Pidove

professor-scamander:

So I felt up to
doing a weekend post, and, while Pidove isn’t my favorite of the normal/flying
birds flitting around the Pokeverse, this piece of art spoke to me and gave me
a lot of interesting ideas for plot hooks.
As one of the few Pokemon that is explicitly urban, there’s something
remarkably unremarkable about Pidove.  Of
course, the Pokemon will sometimes forget what orders have been given and just
sit around waiting for commands, so they probably won’t be used as carrier
pidgeons anytime soon.  They’re a great
Pokemon to use as a backdrop for normal city scenes to provide that gentle
reminder to players that yes, they are in fact playing Pokemon and not just
outfitting laser swords to their arms using the latest cyborg technology.  

Pidove is the kind
of Pokemon that you’d never expect to have a stellar ability right off the bat,
but it gets one of the better ones in the game: Super Luck.  This, plus Night Slash and Air Cutter, turn
Pidove into a remarkably dangerous foe in the right hands.  It works best in the hands of a trainer using
brutal orders to expand that list even further, but having a 25% crit chance
without any sort of boost is pretty great too.
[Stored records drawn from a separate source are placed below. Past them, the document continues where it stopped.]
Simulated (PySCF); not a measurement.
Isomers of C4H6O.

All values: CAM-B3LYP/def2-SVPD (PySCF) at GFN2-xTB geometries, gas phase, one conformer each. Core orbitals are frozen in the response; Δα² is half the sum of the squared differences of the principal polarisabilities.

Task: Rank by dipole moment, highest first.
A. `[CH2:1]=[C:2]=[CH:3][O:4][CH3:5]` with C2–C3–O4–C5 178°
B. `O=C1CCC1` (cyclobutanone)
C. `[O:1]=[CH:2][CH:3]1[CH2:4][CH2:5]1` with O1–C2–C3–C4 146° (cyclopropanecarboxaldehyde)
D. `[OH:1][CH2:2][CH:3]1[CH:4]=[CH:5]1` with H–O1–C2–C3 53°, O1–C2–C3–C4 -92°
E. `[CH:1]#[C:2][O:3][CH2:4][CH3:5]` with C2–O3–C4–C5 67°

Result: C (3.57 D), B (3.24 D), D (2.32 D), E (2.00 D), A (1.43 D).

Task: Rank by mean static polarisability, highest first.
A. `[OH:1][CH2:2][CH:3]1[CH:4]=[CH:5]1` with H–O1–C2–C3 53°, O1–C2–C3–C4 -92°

While Pidove are mostly ignored by trainers in cities due to their reputation as weak bird
Pokemon, there are always those few strange humans hanging around in parks who
are covered in about a hundred of the things because they bring bread with
them.  Nomalli is one of these people,
and she sits on the ledge of the Fountain of Azelf.  Few know the terrible secret hidden in the
fountain, and those who do know that Nomalli is not some simple homeless woman,
but a trainer of prodigious skill who has been tasked with guarding the
fountain for all eternity.  She is able
to command swarms of Pidove to defend the fountain from those who would seek to
unearth its dark secrets, and she hasn’t failed in over three hundred years.

The PCs stumble across a Pidove lounging around in front of a restaurant and notice that it has a
note tied onto one of its legs.  The
Pokemon has obviously forgotten whom it was supposed to deliver the letter to,
so it offers its leg to a PC.  Of course,
where the strange map drawn on the paper leads to is anybody’s guess, and there
isn’t any indication of who the message was supposed to be delivered to.  It’s even more strange because Pidove
messengers stopped being used when telephones were invented ages ago … so why
would anybody both using one now?

A local church of Mew
serves as a sanctuary
for those who need protection from the corrupt lord
who rules the city.  They rescue Pokemon
and people that the lord’s police force would rather not be breathing any
longer and hide them in the church until things have settled.  One of the friars has the ability to see
through the eyes of Pokemon, and he uses the Pidove around the city to search
out these lost souls and rescue them.
After all, who would suspect a Pidove of harboring fugatives?